From The Nation
Short of canceling a scheduled election, or suspending a duly elected legislative body (as British Prime Minister Boris Johnson is currently attempting to do), partisan gerrymandering is as stark an assault on democracy as you will find. And since Republicans used the advantage they gained in the 2010 "wave" election to lock in legislative majorities across the country, gerrymandering has proven to be the most damaging of their assaults -- especially in North Carolina.
For the better part of a decade, advocates for fair elections have battled in the courts to overturn Republican-drawn maps for state legislative and congressional districts in the Tar Heel State. They have had wins and losses, including the US Supreme Court's heartbreaking 5-4 decision in June, which held that "partisan gerrymandering claims present political questions beyond the reach of the federal courts."

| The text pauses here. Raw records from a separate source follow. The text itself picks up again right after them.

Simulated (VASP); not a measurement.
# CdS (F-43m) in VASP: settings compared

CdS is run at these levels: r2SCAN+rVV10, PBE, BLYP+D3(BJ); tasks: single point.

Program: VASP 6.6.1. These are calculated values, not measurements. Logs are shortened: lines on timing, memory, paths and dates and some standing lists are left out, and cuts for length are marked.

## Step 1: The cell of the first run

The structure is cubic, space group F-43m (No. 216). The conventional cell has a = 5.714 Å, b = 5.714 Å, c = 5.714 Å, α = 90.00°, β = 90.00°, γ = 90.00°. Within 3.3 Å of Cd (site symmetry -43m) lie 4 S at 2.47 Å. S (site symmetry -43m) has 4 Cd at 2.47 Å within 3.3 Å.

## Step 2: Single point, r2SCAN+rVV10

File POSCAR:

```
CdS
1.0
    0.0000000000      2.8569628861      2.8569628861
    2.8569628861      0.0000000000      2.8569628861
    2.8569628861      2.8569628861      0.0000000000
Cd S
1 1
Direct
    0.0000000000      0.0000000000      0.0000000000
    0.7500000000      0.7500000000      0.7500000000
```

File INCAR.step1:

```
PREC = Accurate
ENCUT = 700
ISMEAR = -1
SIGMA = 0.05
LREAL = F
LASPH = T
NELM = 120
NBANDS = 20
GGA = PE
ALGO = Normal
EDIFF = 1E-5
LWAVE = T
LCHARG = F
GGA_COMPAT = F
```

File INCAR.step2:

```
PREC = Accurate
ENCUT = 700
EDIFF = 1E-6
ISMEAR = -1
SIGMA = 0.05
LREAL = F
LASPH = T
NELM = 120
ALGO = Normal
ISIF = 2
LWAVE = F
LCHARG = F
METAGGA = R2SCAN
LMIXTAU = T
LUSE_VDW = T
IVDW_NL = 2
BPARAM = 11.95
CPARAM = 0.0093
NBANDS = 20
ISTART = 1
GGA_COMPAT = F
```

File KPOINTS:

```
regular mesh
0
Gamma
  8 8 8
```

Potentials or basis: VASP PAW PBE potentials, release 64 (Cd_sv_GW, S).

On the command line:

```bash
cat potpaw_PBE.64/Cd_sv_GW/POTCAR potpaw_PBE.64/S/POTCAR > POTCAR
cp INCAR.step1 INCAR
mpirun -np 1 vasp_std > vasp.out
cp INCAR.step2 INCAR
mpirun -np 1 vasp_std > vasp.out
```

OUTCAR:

After the high court's decision, foes of partisan gerrymandering shifted their focus to state courts. And on Tuesday, they scored a victory that's significant not just for North Carolina but for the many states where biased maps have compromised free and fair elections. The panel of three judges ruled unanimously in Common Cause v. Lewis that the Republican-control North Carolina General Assembly had violated the state constitution when it gerrymandered legislative maps with an eye toward thwarting serious competition for state house and senate seats. The judges order that the districts be redrawn in time for the 2020 election.
The University of North Carolina at Chapel Hill's student newspaper, The Daily Tar Heel, noted after the 2018 election that "while Democrats received 50 percent of the votes for the N.C. Senate, they received only 42 percent of seats. And while they received 50.5 percent of the votes for the N.C. House, they received only 45 percent of seats."
"This is a historic victory for the people of North Carolina," declared Bob Phillips, the executive director of Common Cause in North Carolina. "Thanks to the court's landmark decision, politicians in Raleigh will no longer be able to rig our elections through partisan gerrymandering."